It has been reported that the billionaire Ira Rennert owns two helicopters, one of which is a luxury version of the twin 2,520-horsepower engine, 19-seater Sikorsky S-92, one of the world’s most powerful civilian choppers, which he often uses for weekend jaunts from Manhattan to his 63-acre complex in Sagaponack.
“The dishes in my dish rack rattle,” said Andy Rosenthal, a resident of Manhattan’s Upper West Side and the president of Stop the Chop, an organization seeking to end nonessential helicopter flights, including air shuttles to and from the Hamptons and tourist flights over the five boroughs. “I wake up to it. I go to bed to it. In the middle of the night, at 2 a.m., my apartment vibrates. Most of the helicopters that are used for the Hamptons groups are bigger than the tourist helicopters — they vibrate. My whole apartment vibrates when they go over,” he said over a recent Zoom call, on which Melissa Elstein, the organization’s coalition organizer, board chair, and secretary, was also present.
Mr. Rosenthal, a retired Wall Street executive, and Ms. Elstein, a yoga teacher, retired lawyer, and fellow Upper West Sider, have been ever-present voices in the ongoing battle over the potential closure of East Hampton Airport. Mr. Rosenthal is a regular attendee and speaker at East Hampton Town Board meetings. Ms. Elstein has been in regular communication with East Hampton’s board since 2019, when she wrote a letter stating, “For the first time in 20 years, the people of East Hampton have a say in the future of not just the East Hampton Airport, but of our regional skies, the air we breathe, and the water we drink.”
The issue of noise and environmental pollution caused by air traffic to and from the South Fork is decades old but one which has intensified over the last few years as air traffic between the two routes has increased dramatically.
As the busy summer months approach, helicopter commuter rides between Manhattan and the Hamptons are again a focus. In 2019, a study presented to the East Hampton Town Board showed a 7-percent increase in helicopter traffic at East Hampton Airport between the summer months of 2018 to 2019. These low altitude-flying aircrafts emit a particularly loud thwacking sound and vibrations, and, not surprisingly, drew the most complaints for noise pollution, according to the study.
Companies such as Blade and the Associated Aircraft Group, which operates Sikorsky helicopters to the East End, have begun advertising their “10-pack” deals for the frequent chopper commuter to the Hamptons. Uber, the ride-sharing app, recently launched Uber Chopper, which is currently limited to New York City airports, but the company has said it intends to expand its flight path.

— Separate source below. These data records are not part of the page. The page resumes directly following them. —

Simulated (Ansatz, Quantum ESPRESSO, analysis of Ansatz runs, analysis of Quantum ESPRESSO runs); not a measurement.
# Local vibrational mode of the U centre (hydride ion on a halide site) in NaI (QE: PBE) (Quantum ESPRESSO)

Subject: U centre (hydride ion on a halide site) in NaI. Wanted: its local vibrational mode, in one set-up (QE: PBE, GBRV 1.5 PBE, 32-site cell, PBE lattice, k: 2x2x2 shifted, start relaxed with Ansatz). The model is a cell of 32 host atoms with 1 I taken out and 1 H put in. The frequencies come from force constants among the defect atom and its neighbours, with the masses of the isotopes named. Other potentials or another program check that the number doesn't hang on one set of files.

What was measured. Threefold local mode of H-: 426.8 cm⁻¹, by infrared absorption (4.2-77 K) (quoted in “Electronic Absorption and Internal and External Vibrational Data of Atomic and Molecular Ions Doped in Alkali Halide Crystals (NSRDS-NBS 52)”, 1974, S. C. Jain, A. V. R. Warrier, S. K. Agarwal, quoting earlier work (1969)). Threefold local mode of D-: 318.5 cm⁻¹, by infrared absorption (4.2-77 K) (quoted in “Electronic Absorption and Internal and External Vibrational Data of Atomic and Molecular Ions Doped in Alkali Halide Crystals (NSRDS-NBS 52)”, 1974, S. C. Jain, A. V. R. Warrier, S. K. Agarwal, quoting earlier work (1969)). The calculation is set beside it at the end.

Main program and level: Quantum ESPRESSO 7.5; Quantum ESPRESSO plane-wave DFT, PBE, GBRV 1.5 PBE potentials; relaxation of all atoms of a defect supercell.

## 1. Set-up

“I’m out in Orient, at the end of the line on the North Fork,” said Adam Irving, during a phone call on Tuesday. “In theory, we’re quite a ways from East Hampton, but in the aviation world you can be neighbors quite quickly. And that’s kind of how Orient is impacted. We get the noise. If they cut over land, we get the noise. If they fly along the water, along the Long Island Sound, we also get the noise. Unfortunately it’s the sort of low frequency, base noise that comes from these twin-engine helicopters and it can literally travel for four or five miles depending on the wind conditions,” he said. Mr. Irving has also been present at many of the East Hampton Town Board meetings on the airport, expressing his wish to see the airport permanently closed. For him, reducing helicopter flights isn’t a solution. He used the analogy of telling your doctor you smoke three packs a day but promise to cut that by 40 percent. “That’s still like 1.7 packs a day, which the doctor’s probably going to tell you is still a problem,” he said.
Mr. Irving, a financial investor, said he got involved after the Eastern Region Helicopter Council, a pilot advocacy group, began redirecting twin-engine helicopters from the city and the Hamptons over the “causeway — the one mile, very thin strip of land that connects east Marion to Orient,” he explained and then added, “Oh yeah, it’s also my front yard.”
Barry Raebeck, a Wainscott resident and co-founder of the Quiet Skies Coalition, described the mental impact of a helicopter’s sound: “Anyone in this culture associates helicopters with something bad — a war or an emergency — and when you hear that ‘whomp, whomp, whomp’ getting closer, it’s very stressful.”
Mr. Rosenthal and Ms. Elstein of Stop the Chop are not looking forward to the busy summer ahead. Even as the East Hampton Town Board looks to rein in air traffic by shifting the airport to a private-use facility with advanced authorization required for takeoffs and landings, for them, hope rests with the passing of the Improving Helicopter Safety Act, a federal bill introduced by Congress members Carolyn Maloney, Jerry Nadler, and Nydia Velazquez that will prohibit nonessential helicopter travel over large cities such as New York.